Error Handling

1. Error Handling Principles

Error handling in TestoQA must satisfy three goals:

Safety: never leak tenant data or sensitive details
Clarity: make failures understandable and actionable
Observability: enable debugging and alerting without exposing secrets

Errors are handled according to where they occur:

Boundary layer (validation, auth, tenancy)
Domain services (business rules and workflow failures)
Repositories (persistence failures)
Integrations (external system failures)

This document defines semantics and patterns, not specific UI components or library APIs.

2. Error Categories

Validation Errors (400)

Input does not conform to the schema/contract.

Characteristics:

deterministic
safe to expose to the caller (field-level info), within reason
must not trigger side effects

Examples:

missing required fields
invalid enum values
malformed IDs or filters

Authentication Errors (401)

The request has no valid user session.

Characteristics:

no tenant context work should proceed
should not reveal project/resource existence

Authorization Errors (403)

User is authenticated, but not permitted to perform the operation in the resolved tenant context.

Characteristics:

must occur before accessing tenant data
response should avoid leaking existence of resources in other tenants

Tenant Resolution Errors (400 / 404 semantics)

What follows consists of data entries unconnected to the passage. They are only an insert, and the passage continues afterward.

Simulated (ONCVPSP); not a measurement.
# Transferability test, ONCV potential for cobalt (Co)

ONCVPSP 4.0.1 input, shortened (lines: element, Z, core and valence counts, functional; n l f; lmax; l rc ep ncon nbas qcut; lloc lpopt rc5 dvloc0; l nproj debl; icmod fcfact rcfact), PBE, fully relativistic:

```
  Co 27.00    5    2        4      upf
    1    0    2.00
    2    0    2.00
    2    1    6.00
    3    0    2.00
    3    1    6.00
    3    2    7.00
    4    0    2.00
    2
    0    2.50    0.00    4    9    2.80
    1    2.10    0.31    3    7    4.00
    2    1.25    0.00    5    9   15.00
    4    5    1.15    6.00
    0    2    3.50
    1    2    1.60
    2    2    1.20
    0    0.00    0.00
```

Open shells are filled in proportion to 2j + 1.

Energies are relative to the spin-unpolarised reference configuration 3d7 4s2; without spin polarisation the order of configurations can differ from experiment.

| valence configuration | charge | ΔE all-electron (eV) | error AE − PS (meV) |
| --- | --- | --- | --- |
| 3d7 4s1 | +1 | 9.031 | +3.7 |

Tenant cannot be resolved or verified (e.g., missing projectId, membership mismatch).

Characteristics:

fail fast before any data access
should not leak whether a tenant exists

Not Found Errors (404 semantics)

A resource is not found within the resolved tenant context.

Characteristics:

tenant-scoped lookup must be performed with (projectId, id) (or equivalent)
do not disclose cross-tenant existence

Domain Rule Errors (409 / 422 semantics)

Business rules prevent an operation.

Characteristics:

should be clear to users
safe to display (e.g., “cannot run tests while run is active”)
must not include sensitive internal details

Persistence/Database Errors (500)

Unexpected failures in data access.

Characteristics:

not safe to expose raw details
must be logged with context (redacted)
may require alerting depending on severity

Integration Errors (502 / 503 / 504 semantics)

External service failures (realtime, email, storage, etc.).

Characteristics:

must be handled explicitly
may allow graceful degradation
must use timeouts; retry only when safe

3. Error Propagation Strategy

Boundary layer: normalize and stop early

Boundaries (Server Actions / Route Handlers) are responsible for:

validating input (fail early)
resolving RequestContext (fail if missing/unverified)
enforcing authorization (fail before tenant data access)
normalizing errors into consistent responses

Rule: Do not allow low-level errors (Prisma, network, stack traces) to bubble to clients.

Services: express domain failures explicitly

Services should model business-rule failures as explicit outcomes/errors rather than generic exceptions.

Prefer domain-specific error types
Include safe metadata for client messaging
Avoid embedding sensitive payloads

Repositories: persistence only, no domain semantics

Repositories may throw/return persistence errors, but should not interpret them as business rules.

4. Client-Facing Error Rules

What clients may see

validation issues (bounded)
unauthenticated / forbidden responses
domain-rule failures with safe messages
generic “unexpected error” for server/internal issues

What clients must never see

stack traces
SQL queries
external provider credentials/tokens
raw integration payloads
cross-tenant identifiers or hints

Tenant-safe responses

If a user requests a resource outside their tenant, the system should avoid responses that confirm cross-tenant existence. Favor patterns that either:

treat it as forbidden, or
treat it as not found within the tenant scope

(Exact semantics may differ by endpoint, but safety is the invariant.)

5. Logging, Redaction, and Error Context

Logs are essential for debugging but can create security leaks.

Logging rules

Log error type, location, and correlation identifiers
Include tenant-aware identifiers safely:
- projectId (ok)
- userId (ok)
Redact:
- tokens, cookies, secrets
- uploaded content
- sensitive artifacts and prompts (if applicable)
- PII fields beyond what is necessary

Structured logging

Errors should be logged in structured form (key/value), enabling:

filtering by tenant
grouping by error type
tracing flows across boundaries

6. Retry and Idempotency Considerations

Retry safety

Only retry when:

the operation is idempotent, or
the external API guarantees safe deduplication

Examples:

safe: GET-like reads
unsafe: create/mutate operations without idempotency keys

Idempotency posture

For workflows that may be triggered repeatedly (e.g., run initiation), introduce idempotency keys or server-side deduplication if needed.

(Implementation details are out of scope, but the architectural principle stands.)

7. Review Checklist (Error Handling)

Do boundaries validate and fail early?
Are 401/403/tenant failures returned before tenant data access?
Are client-facing errors normalized and safe?
Are logs structured and redacted?
Do integration failures use timeouts and safe retry policies?
Are tenant leaks avoided in error messages and status codes?